Labeling / Training
Item Labeling
Quickly click findings to trigger retraining.
Action labeling options
The following action labels instruct Collibra on how to handle a finding:
Action | Description |
---|---|
Validate | Instructs Collibra to either assign a finding to a specific user for review, which then appears in the View the Assignment Queue, or acknowledge without an assignee that the finding is a valid observation. Note: Validating a finding does not improve your score. |
Invalidate | Instructs Collibra to ignore a finding and allow the value to pass. There are two invalidation options: Save and Save & Retrain. Save: Allows you to mark a finding as invalidated. Save & Retrain: Allows you to invalidate a finding and any previously saved invalidated findings (if any). Note: When you have many findings to invalidate, it may be best to use the Save option to invalidate them at the same time, once all findings are reviewed. |
Resolve | Instructs Collibra to mark the finding as an observation and prevents it from appearing in future runs. Resolving a finding does not immediately affect data quality scores. |
Available actions by feature
Feature | Available actions |
---|---|
Behaviors | Validate, Resolve |
Rules | Validate, Resolve |
Outliers | Validate, Invalidate, Resolve |
Pattern | Validate, Invalidate, Resolve |
Source | Validate, Invalidate, Resolve |
Record | Validate, Resolve |
Dupes | Validate, Invalidate, Resolve |
Warning Some findings are ineligible for all labeling options. For example, you can only apply Validate and Resolve labels to findings that result from Rules.
Validating a finding
Invalidating a finding
Sometimes the findings page flags issues with your data that DQ discovers during a job run, but maybe you want DQ to ignore certain flagged issues. The invalidate label allows you to do that. After you add a descriptive annotation of your action, you can then select either Save or Save & Retrain.
Save
If you have a large number of findings that DQ has flagged, and you want to invalidate all of them at once instead of clicking through one at a time, select Save for all of the findings you would like to bulk invalidate. On your last finding, select Save & Retrain. All previously saved invalidated findings are removed and DQ retrains your dataset.
Save & Retrain
When you Save & Retrain your dataset, any previously deducted points from a flagged finding are restored and reflected in your overall data quality score. If you do not have many findings to invalidate, you can Save & Retrain individually instead of in bulk.
Resolving a finding
Some features, such as Behavior and Rules, only permit Validate and Resolve actions. When you cannot Validate a finding but you want to apply a label, select Resolve. The Resolve label prevents a finding from appearing in future runs of your dataset, and does not immediately affect your data quality score when applied.

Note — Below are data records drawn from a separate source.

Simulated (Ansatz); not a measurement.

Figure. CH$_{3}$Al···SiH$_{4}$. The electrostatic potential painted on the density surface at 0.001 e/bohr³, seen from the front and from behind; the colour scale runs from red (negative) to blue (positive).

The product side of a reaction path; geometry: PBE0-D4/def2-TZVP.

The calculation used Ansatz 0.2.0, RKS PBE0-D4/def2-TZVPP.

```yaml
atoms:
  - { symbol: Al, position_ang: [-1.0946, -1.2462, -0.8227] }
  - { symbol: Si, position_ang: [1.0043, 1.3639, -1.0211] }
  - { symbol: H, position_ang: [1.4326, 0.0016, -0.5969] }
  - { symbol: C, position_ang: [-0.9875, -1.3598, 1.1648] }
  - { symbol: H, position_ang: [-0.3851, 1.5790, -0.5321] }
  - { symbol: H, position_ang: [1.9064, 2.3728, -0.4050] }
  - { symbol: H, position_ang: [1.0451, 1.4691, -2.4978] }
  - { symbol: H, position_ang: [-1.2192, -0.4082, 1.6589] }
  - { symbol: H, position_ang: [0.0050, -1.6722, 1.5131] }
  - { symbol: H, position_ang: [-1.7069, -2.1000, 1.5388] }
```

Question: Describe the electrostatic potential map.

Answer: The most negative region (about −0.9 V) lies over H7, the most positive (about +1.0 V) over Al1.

Recalling labeled findings
To modify a previously labeled finding, you can always access them through the Labels tab. Here you can edit an annotation or delete a label entirely. If you delete a label, it returns to the findings page, unlabeled. From there you can again choose to Validate, Invalidate, or Resolve it.
To closely analyze when a finding has received a label, who has applied it, and more, see also the Dataset Audit Trail.